December 31, 2019

Champagne sorbet for New Year 2019

Nice cup of champagne sorbet
Traditional New Year is celebrated by eating marzipan cake. However, some days ago I noticed, that a local ice cream shop here in Vejle was selling champagne sorbet. But buy champagne sorbet, when you have your own ice cream machine. I will not use the "real stuff" in form of champagne, as such a bottle cost too much. I prefer to drink the champagne. So instead of I am using a sweet Asti :-)

I found this recipe on champagne sorbet by Valdemarsro, which I decided to use without any modification. 

The texture of this champagne sorbet is very, very soft, so you could scoop the sorbet directly from the freezer. The taste of this sorbet reminds me about the taste of elderflower, which gave me the idea of making elderflower sorbet, which could be served together with a glass of sweet sparkling wine.

Making champagne sorbet is quiet time consuming, as you have to let the sorbet mixture cold 3-4 hours or night over, before you can actually run it on the ice cream machine. And the freezing process on the ice cream machine takes 1 hour, before you can place the sorbet in the -18'C freezer for further freezing.

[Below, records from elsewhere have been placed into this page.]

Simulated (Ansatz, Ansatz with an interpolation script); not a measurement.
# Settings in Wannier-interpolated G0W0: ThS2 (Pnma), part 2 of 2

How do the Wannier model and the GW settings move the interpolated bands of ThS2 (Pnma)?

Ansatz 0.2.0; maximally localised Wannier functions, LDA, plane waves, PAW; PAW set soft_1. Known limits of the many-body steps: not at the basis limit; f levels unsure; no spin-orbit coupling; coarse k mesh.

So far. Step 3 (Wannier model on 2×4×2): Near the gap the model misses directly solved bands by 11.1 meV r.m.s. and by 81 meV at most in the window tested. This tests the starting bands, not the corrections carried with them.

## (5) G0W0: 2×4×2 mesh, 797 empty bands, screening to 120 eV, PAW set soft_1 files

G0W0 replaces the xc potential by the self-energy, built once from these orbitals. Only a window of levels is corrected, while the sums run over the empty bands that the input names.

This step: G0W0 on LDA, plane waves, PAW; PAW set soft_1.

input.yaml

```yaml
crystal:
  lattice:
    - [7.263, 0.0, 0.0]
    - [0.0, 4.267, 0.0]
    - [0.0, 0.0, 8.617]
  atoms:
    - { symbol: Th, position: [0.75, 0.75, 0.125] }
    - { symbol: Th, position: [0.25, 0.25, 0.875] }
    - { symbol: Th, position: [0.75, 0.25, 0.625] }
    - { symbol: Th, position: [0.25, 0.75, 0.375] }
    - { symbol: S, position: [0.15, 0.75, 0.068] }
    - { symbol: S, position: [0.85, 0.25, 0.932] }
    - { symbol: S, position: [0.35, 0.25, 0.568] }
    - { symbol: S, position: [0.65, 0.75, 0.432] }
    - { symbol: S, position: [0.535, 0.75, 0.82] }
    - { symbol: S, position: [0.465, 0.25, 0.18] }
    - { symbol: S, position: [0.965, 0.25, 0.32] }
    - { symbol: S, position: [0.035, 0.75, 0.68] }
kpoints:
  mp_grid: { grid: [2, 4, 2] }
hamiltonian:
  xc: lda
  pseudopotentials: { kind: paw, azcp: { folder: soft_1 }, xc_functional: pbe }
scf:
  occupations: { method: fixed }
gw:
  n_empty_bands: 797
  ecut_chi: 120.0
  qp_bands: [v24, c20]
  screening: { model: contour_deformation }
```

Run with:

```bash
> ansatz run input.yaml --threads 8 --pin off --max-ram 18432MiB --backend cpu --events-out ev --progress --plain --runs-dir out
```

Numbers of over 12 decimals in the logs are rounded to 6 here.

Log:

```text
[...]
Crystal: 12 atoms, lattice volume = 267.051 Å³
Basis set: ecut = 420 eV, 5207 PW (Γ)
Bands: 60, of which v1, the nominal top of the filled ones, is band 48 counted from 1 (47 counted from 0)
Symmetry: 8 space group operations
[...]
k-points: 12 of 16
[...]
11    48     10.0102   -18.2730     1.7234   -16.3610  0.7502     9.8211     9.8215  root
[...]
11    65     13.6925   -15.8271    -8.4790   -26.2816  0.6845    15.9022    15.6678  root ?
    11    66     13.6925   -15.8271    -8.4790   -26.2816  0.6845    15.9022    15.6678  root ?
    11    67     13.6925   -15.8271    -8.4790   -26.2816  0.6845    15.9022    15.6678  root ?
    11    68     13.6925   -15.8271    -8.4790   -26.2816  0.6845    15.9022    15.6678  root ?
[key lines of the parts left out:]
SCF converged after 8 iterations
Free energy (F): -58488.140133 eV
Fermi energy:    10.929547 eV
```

The main íssue here is the use of sparkling wine in the this sorbet. Addition of alcohol into ice rceam/sorbet is lowering the overall freezing point of the ice cream/sorbet and thereby makes it more difficult to freeze. Lowering the freezing point also means, that the ice cream/sorbet become more soft/less hard, when you scoop it. Therefore you should not take out the ice cream/sorbet from the freezer 20 minutes before serving it. 
So it will actually be a benefit, if you use a sparking wine with a lower amount of alcohol compared to sparkling wine with more than 10% alcohol.

I am wondering if the use of whipped egg white could help to build more overrun (air incorporation) in the final sorbet ?

Champagne sorbet:
  • 180 g sugar
  • 2 dl water
  • 4 dl sparkling wine 
  1. Add the water and sugar into a cooking pot, and heat it up until, the sugar is dissolved. 
  2. Let the liquid part cool down slightly, before the sparkling wine is poured in. 
  3. Cold down this sorbet mixture  for min 4 hours or night over in the refrigerator.
  4. Pour the sorbet mixture into the ice cream machine. It takes approx 30 minutes, before the mixture before thicker. Let the ice cream machine run for approx 1 hour. 
  5. Pour the champagne sorbet into the containers, which can be frozen.
  6. Place the champagne sorbet in the freezer for 3-4 hours, before you serve it.